Field Lagrangian ↔ Particle Lagrangian

Question

The action-functionals describing the motion $\mathbf{x}:[a,b]\to \mathbb{R}^3$ of a free particle of mass $m$ and the evolution $\varphi:[a,b]\times \Omega\to \mathbb{R}$ of a free scalar field of mass $m$ are, respectively, \begin{align}S[\mathbf{x}]:=&\int_a^b\frac{m}{2}\frac{\mathrm{d} \mathbf{x}}{\mathrm{d}t}^2\mathrm{d}t.\tag{1} \\S[\varphi]:=&\int_a^b\left(\int_{\Omega}\frac{m}{2}\mathrm{d}\varphi^2\,\mathrm{d}\mathbf{x}\right)\mathrm{d}t.\tag{2}\end{align} Where $\Omega\subset \mathbb{R}^3$ is a bounded region of space.

This leads me to think, based on the fact that free scalar quantum fields can be thought of as position space wavefunctions and vice versa, that if we make the substitution $$\varphi(\mathbf{x},t):=\delta^3(\mathbf{x}-\mathbf{x}(t))$$ and perform the integral over $\Omega$ in $(2)$, we should recover $(1)$. Is this true? If not, is it still possible to convert lagrangians to lagrangian densities?

Answer 1

Particles in $n+1$ dimensions ($n$ spatial and one temporal) can be mathematically thought of as fields in $0+1$ dimensions (no spatial, one temporal) where position of the particle $n+1$ dimension corresponds to the value of the field in $0+1$ dimensions. This is the essence of the similarity of these actions.

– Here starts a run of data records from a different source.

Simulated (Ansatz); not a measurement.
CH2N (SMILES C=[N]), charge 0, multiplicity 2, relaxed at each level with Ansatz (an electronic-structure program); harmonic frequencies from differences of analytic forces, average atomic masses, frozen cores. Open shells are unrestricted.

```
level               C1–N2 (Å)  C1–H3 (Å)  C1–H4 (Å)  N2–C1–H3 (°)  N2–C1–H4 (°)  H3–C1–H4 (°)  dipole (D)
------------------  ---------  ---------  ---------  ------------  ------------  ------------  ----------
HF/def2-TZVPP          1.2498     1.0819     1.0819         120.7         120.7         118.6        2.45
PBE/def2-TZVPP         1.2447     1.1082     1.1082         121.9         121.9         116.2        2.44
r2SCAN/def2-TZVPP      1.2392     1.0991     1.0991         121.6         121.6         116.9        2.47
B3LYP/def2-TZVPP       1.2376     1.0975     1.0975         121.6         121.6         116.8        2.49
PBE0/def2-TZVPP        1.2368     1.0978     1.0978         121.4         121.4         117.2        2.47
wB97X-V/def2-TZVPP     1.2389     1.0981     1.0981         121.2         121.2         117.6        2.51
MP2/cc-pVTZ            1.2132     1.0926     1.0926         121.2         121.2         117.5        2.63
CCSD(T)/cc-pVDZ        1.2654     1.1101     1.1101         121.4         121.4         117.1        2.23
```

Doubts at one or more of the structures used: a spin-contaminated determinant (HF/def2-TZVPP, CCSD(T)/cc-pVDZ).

For example, a particle in a harmonic oscillator potential can be mathematically thought of as a massive field in $0+1$ dimensions.

To answer your question:

The field $\varphi(\mathbf x,t)=\delta^3(\mathbf x-\mathbf x(t))$ is not a solution to equation of motion of massless (or massive) scalar field. If you put field equal to a delta function and its time derivative equal to zero as initial conditions (i.e. $\varphi(\mathbf x,0)=\delta^3(\mathbf x-\mathbf x_0)$ and $\dot \varphi(\mathbf x, 0)=0$), the most scalar fields will spread, i.e. they will not remain equal to a delta function.